Nuland says U.S. working on security assurance response

The United States intends to continue dialogue with Russia and is working on written responses on security guarantees, said Deputy State Department Secretary Victoria Nuland.

“We want to continue talking. We believe that this should be done on the basis of reciprocity, namely, they will express their grievances, but we also have our concerns,” she said in an interview with the Financial Times.

According to Nuland, the door is open for a diplomatic solution from the US side.

As Russian Foreign Minister Sergey Lavrov emphasized the day before, over the past thirty years the country “has accumulated a lot of understanding” that “nothing will work out on promises, on some kind of political incantations.”

Therefore, Moscow insists that guarantees of NATO non-expansion be fixed legally, and expects a clear response from Washington to Russia’s proposals.

At the beginning of the week, a series of consultations took place between Russia, the United States and NATO on security guarantees: on January 9-10, the issue was discussed in Geneva at meetings with the American side, on January 12 at a meeting of the Russia-NATO Council, and on January 13 at the OSCE site.
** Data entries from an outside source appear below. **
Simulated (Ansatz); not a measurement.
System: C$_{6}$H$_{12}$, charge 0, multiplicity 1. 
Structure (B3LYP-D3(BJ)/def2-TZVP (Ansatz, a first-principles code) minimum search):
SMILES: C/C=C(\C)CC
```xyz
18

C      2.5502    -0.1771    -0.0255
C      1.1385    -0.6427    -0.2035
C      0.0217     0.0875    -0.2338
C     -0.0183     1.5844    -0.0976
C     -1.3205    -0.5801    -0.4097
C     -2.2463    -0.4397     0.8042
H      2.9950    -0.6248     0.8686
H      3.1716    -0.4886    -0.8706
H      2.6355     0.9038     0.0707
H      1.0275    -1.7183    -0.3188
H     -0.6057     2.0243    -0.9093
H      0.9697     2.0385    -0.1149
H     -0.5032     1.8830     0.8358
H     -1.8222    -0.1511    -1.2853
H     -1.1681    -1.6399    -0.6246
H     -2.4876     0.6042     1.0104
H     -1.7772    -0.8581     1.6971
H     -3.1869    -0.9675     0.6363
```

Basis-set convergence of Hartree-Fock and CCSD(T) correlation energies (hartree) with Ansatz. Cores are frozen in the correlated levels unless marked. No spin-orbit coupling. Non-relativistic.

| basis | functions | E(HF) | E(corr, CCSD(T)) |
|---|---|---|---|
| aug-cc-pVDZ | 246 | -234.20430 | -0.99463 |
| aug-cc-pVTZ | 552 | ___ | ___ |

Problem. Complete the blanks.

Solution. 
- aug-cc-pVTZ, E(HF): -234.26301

Lavrov said that the West promised to give written answers next week to Russian proposals for a treaty with the United States and an agreement with NATO. As the minister emphasized, Moscow needs a concrete answer to each article of the documents put forward – the further actions of the Russian side and the prospects for the resumption of negotiations will depend on this.

The Kremlin insists on ending the bloc’s military cooperation with the post-Soviet countries, refusing to create bases on their territory, limiting the deployment of strike weapons near the Russian border, removing American nuclear weapons from Europe and guaranteeing NATO’s non-expansion to the east.